CI width is inversely proportional to $\sqrt{n}$. To halve the width of a CI, you need 4× the sample size.

6.2 Practical Implication

Metric	Weekly Sample	CI Width	Desired Width	Required Sample
Hallucination rate (audit)	200	±2.1%	±1.0%	~880
Intent accuracy (sample check)	200	±4.3%	±2.0%	~920
CSAT score	500	±0.08	±0.04	~2,000

This analysis drove the decision to scale up weekly audit sample sizes for metrics where CI width was too large to support reliable decisions.

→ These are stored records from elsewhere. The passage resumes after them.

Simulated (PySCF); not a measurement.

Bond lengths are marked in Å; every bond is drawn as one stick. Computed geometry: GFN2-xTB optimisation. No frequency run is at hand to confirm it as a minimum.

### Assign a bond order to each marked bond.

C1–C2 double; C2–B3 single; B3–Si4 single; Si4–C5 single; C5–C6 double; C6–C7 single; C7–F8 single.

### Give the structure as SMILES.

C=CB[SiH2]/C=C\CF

7. How CIs Appeared on Dashboards

Metric dashboards in MangaAssist always displayed confidence intervals as:

Error bars on bar charts comparing baseline vs. candidate
Shaded bands on time-series trend lines
Range columns in weekly report tables

The rule was: Never report a point estimate without its CI. A conversion rate of 9.4% is not useful to stakeholders without knowing whether the CI is [4%, 14%] (uninformative) or [9.2%, 9.6%] (precise).

8. Summary

CI Type	MangaAssist Use Case	Primary Library
Proportion CI	Escalation rate, hallucination rate, conversion rate	`statsmodels.stats.proportion.proportion_confint()`
Mean CI	Latency, token count, revenue per session, CSAT	`scipy.stats.t.interval()`
Difference of proportions CI	A/B test conversion lift, canary rate deltas	Manual formula with `numpy`
Difference of means CI	Latency comparison, AOV lift	`scipy.stats.ttest_ind()` (returns CI in newer versions)
Bootstrap CI	BERTScore, NDCG, skewed revenue	`scipy.stats.bootstrap()`